The phrase ‘Make me a sandwich’, which distills the age-old sexist stereotype that women belong in the kitchen, is something that I have found myself increasingly thinking about in the context of academia. More specifically, I have found myself thinking about where, in academia, the kitchen might lie, and who might be expected to be in it? Or, put another way: if we know that labour is gendered, and that certain forms of labour are coded as masculine – and are valorised as such – whereas other forms of labour are coded as feminine – and are devalued as such – then what does this mean for the constitution of labour in academia? What, in short, does it mean to make a sandwich, and who is being asked to make it?
Of course as an academic I know that it is published research, above all else, that constitutes the most valorised and rewarded form of labour: it is the necessary-if-not-sufficient precondition for appointments, promotions, raises, accolades, recognition. As a postdoctoral fellow I was advised by my mentor to remember three things: ‘publication, publication, publication.’ And a much-loved and very wise friend has advised me: ‘Don’t ever let your research slip; it’s the only currency you can spend’. She is absolutely right.
But where does that leave the sandwiches? Obviously I don’t mean actual sandwiches (although being a fan of gluten I’m writing this imagining actual sandwiches). What I really mean by ‘making sandwiches’ is ‘engaging in feminised labour’ – and what I mean in turn by that is ‘engaging in labour that is devalued’. The simple fact is that undertaking research is constituted as a distinctly ‘non-sandwich making’ activity. Or, put another way, research is coded, and valued, as ‘real work’. It is, to stretch my metaphor to its very limits, the ‘husband work’ (i.e. the symbolically ‘paid’ work); it is the bring-home-the-bacon-work, if you will. It is just that the wives then have to make the bacon sandwiches. Teaching and admin, in contrast, are coded as the ‘wife work’ – that is, they are classified as not really being ‘work’ at all.
Let me instantly qualify this. Most academics love teaching, and see it as hugely important; indeed, many see it is the single most important aspect of what we do. Few academics love admin, but we recognise that it is an important (if not always entirely necessary) part of our jobs. But, if you ask any random academic (as I frequently do), then what we will tend to say is this: that, although teaching and admin take up nearly every moment of our working ‘slash’ waking lives, we spend every one of those moments with the horrible, sick sense that we are not doing our ‘proper’ work. Because our ‘proper’ work – or so the structures tell us – is to write. Writing is, in effect, constructed as the economically productive work (whereas teaching and admin are positioned as the socially reproductive work). And most academics do (desperately) want to write. We love it, indeed need to do it. It enhances our teaching, and helps us to engage with the ‘world outside’. It’s just that there are so many sandwiches to make that we have to squeeze in half an hour of writing at weekends. It is stressful to write a ground-breaking, 80,000 word book in a handful of evenings whilst simultaneously making a gazillion sandwiches.

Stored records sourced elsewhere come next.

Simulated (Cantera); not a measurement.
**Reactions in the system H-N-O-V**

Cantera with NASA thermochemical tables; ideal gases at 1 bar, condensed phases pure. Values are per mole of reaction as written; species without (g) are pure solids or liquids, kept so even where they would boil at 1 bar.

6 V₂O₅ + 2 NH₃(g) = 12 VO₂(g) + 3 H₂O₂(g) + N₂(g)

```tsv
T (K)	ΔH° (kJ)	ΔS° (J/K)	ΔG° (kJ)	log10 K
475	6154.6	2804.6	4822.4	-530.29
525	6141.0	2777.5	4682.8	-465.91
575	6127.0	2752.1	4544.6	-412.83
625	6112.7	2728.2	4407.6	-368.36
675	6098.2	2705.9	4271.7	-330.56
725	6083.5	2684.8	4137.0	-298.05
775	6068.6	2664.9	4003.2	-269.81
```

So, where to go from here? Let’s start by acknowledging the sandwiches. Let’s apply feminist theories of social reproduction to academia. Let’s recognise that, behind every hyper-productive, superstar ‘husband’ in academia, there is a team of socially reproductive ‘wives’ whose labour is regarded as unexceptional and so is left uncelebrated. Let’s celebrate their labour (including, but not only, when it is done by men). Let’s ask probing questions about ‘Who cooked Adam Smith’s dinner?’ Let’s ensure a proper rotation of the domestic labour so that the consistently overburdened get a proper break. Let’s genuinely reward, not penalise, people for doing such labour. Let’s recognise supporting (and not just management) roles for promotion. Let’s never forget to thank the perpetual ‘good citizens’ but, conversely, let’s not thank them and then ask why they don’t publish more; the clue lies in the first part of this sentence. Let’s never (any of us) gobble up the sandwiches as if they have magically appeared in the fridge, and then ask the wives what they have been doing all day. And, most of all: let’s not address these issues by asking junior and/or female colleagues to make even more sandwiches. Whatever we do, let’s make sure that we all share the load.
[Note: Lest this post lands me in a (Branston) pickle, I should add that I’m not intending to trivialise what is, in fact, a serious point: that academic labour is practiced and valued in ways that I see as profoundly gendered. Rather, I see parody itself as a ‘serious’ form of political expression. The post is also meant as a critique not of particular individuals or institutions but rather of the cultures and discourses in academia that denigrate what are, in reality, crucially important forms of labour upon which we all depend].